Tomas Vokoun's selection fulfills the prediction that he would provide quality goaltending for Florida, and his play is largely the reason the Panthers are in the playoff mix. Even Evgeni Nabokov's return to All-Star form isn't unexpected. His fine season definitively proves that he performs best when he is the clear-cut number one netminder instead of splitting time as he did the past couple of seasons with Vesa Toskala.
Those are all good stories in their own right. But the inclusion of Chris Osgood and Manny Legace on the West's roster is cause for celebration. The honor is not only acknowledgement of their fine first-half play, but validation of a body of work that is often overlooked. They're both undersized underdogs who are hard to categorize in today's game of 6' 2" minimum, default butterfly clones. Osgood and Legace have had to fight for everything they've achieved and seem to be getting better with age.
Legace, 34, especially is a symbol of a trend over the last few seasons where guys over 30 experience their career highs. Much like Dwayne Roloson in Edmonton, Legace spent most of his career in the shadows -- or splitting time at best. Legace performed well for the Detroit Red Wings as a back-up and then as a starter in stretches before signing with the St. Louis Blues prior to last season. With the Blues, he is proving his capacity to carry the burden of being a team's go-to goaltender.

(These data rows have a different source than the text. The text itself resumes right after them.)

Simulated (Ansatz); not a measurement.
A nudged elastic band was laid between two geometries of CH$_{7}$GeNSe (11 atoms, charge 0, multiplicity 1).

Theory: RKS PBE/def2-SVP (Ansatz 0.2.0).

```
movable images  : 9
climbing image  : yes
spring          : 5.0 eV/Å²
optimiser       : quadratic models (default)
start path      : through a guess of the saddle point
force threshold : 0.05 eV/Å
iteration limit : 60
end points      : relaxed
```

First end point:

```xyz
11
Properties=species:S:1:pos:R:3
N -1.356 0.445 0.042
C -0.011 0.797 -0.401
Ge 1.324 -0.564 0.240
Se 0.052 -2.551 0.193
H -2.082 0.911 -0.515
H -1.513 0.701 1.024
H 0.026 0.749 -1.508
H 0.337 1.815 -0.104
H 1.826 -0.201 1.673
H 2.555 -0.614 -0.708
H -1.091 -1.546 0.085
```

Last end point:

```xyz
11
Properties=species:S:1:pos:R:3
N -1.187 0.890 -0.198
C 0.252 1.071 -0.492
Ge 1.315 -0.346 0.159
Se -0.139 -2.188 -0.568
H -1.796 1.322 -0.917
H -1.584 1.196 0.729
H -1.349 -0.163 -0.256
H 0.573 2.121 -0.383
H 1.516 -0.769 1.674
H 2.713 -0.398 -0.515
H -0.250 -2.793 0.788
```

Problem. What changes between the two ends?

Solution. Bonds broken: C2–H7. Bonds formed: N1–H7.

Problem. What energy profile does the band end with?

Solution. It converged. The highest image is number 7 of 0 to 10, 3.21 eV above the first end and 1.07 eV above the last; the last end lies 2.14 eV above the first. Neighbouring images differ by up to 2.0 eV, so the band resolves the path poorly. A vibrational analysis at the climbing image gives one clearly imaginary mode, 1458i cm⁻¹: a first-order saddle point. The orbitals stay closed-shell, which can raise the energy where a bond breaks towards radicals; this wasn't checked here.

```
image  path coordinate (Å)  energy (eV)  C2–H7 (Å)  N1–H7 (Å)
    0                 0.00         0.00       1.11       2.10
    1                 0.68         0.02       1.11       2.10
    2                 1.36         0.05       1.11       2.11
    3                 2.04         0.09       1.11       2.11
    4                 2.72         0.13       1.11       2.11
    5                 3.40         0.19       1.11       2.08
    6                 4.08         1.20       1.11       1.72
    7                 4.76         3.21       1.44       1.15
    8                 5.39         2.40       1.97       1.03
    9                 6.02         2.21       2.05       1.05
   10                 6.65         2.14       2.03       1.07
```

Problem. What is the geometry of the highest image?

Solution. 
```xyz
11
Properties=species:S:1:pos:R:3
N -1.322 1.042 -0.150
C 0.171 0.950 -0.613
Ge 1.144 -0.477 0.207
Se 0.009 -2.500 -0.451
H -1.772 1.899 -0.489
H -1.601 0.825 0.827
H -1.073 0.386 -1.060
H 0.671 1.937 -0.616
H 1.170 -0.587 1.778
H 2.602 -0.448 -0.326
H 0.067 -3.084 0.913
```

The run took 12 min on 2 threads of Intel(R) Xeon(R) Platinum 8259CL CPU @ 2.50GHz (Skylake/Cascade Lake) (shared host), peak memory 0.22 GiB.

Now Legace's an All-Star and, as such, is this year's beacon of sticktoitiveness. His first All-Star appearance just prior to turning 35 makes him not only a representative for the Blues and the Western Conference, he stands for a whole group of goalies who are making good on late career chances.
Tim Thomas in Boston was a goaltending vagabond haunting the minors and traveling overseas before he returned stateside and made the most of an opportunity presented by the Bruins to become the main man the last couple of seasons. Thomas turns 34 in April, and prior to playing 104 games over last two years, he had totaled four NHL appearances.
Now add Ty Conklin to the list. He is 9-0-1 for the Pittsburgh Penguins since his recall from the AHL when starter Marc-Andre Fleury went down with a high ankle sprain. Conklin, 31, has served as a back-up throughout his career, bouncing around from Edmonton to Columbus to Buffalo and living through the pain of giving up the game-winning goal during six minutes of relief in the 2006 Stanley Cup Final.
That event marked the end of Conklin's stay in Edmonton, rendering him to rent-a-goalie status. But here is, playing brilliantly on one of the highest-profile teams in the league. Conklin is on the run of a lifetime, diving, swimming and battling to make saves in any manner possible.
"Battle On" is the cry of this over-30 group of overachievers who are epitomized by Legace's All-Star recognition. It's always heartening to see hard work and persistence rewarded at last.
The Islanders visit the Devils on Wednesday in a matchup of DiPietro vs. Brodeur, who will be making his tenth All-Star appearance while DiPietro is going for the first time. DiPietro holds the lead in the season series, 3-1, however.
Staying in the east, Vokoun and his Panthers are on the road at Philadelphia (Wed.) and New Jersey onf Fri. (another all-star goaltending matchup) before wrapping up the week at Washington on Saturday night.
Meanwhile, Legace and the Blues stay within the Central Division with games at Chicago (Wed.) and then a home-and-home set with the Nashville Predators (Sat. and Mon.). Osgood and the Red Wings host the Atlanta Thrashers (Tues.) and the Vancouver Canucks (Thurs.) before heading out to California for a weekend tilt in San Jose (Sat.), which could pit Osgood versus All-Star Nabokov.